Forum One is growing. As we take on new projects and clients, we have a number of openings to fill. Among them is the role of the Technical Architect. But what is a Technical Architect? And what does being a Technical Architect at Forum One look like? To answer these questions, let’s hear directly from our incredible Tech Architect team.
You’re a technical architect. In your own words, what does that mean?
Deanna: A technical architect is someone who is given a request and an ecosystem and asked to turn it into a final product. They are someone who is able to understand the personalities and skill sets at their disposal and adapt to best support and guide their team to a successful delivery. In order to lead effectively, you must always have a 3000-foot view of the end goal, but be able to answer the fine detail questions around the development as well.

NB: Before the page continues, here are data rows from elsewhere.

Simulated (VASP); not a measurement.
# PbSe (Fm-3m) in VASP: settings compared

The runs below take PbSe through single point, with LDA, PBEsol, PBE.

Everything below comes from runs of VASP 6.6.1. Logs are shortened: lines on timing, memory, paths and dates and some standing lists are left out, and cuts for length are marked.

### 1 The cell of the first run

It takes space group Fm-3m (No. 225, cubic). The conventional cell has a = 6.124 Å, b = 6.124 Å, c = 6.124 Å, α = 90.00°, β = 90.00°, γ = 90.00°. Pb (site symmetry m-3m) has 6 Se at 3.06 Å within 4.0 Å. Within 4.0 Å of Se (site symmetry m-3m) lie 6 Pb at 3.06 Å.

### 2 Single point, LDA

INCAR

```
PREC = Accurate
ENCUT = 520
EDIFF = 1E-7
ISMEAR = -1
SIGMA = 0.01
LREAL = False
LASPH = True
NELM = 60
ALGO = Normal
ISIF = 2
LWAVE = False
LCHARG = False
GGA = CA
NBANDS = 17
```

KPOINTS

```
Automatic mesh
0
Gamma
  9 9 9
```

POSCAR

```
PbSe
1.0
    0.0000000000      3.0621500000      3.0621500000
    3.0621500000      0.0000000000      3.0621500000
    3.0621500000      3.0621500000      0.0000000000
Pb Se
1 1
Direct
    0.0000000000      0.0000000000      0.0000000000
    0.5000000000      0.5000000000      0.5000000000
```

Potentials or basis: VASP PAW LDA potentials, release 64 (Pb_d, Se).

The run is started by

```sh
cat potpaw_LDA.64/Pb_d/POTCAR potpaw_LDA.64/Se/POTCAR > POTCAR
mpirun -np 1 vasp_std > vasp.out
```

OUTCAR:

Cody: Often it feels like my most important role is to facilitate conversations between different team members, and to provide context and translation when the conversation is between the tech team and other roles. You need to be able to explain technical problems and solutions to clients in a way that delivers the necessary detail, but doesn’t overwhelm them.
Give us an example of what you’ve been working on lately?
Deanna: Recently I have been working on optimizing my architectural planning process to trim development time where possible and help with tight turn-around projects.
Cody: I’ve been working with the Project Managers of a couple of my projects to better understand how we can divide up certain tasks and responsibilities throughout the build process.
What’s your advice for future and aspiring technical architects at Forum One?
Deborah: Be able to multitask. Be organized so you can handle multiple projects at once. Adapt to your team.
Deanna: Be involved early and often. Everything from initial discovery and on will impact the decisions that you need to make in order to deliver a great product. Don’t be afraid to speak up if some of those early decisions could be improved upon for later phases.
Cody: Your communication skills can be more relevant day-to-day than pure engineering expertise. Learning to provide a good working space for your team and trusting them to deliver is a skill that will take practice and time to develop.
To you, what is the biggest skill a technical architect needs to bring to the table?
Deborah: It is helpful if you are a full-stack developer. It’s highly recommended that you are comfortable communicating with clients in a non-technical manner. It is also important to be able to deal with multiple personalities, usually accomplished by having lots of patience.
Deanna: You need to be able to communicate with any stakeholder. Whether it is your own internal team or the client, your ability to extract and clearly deliver information is paramount. You act as the communication bridge that translates the original project-ask into the final delivered product and your ability to do so in a timely and confident manner can make or break a project.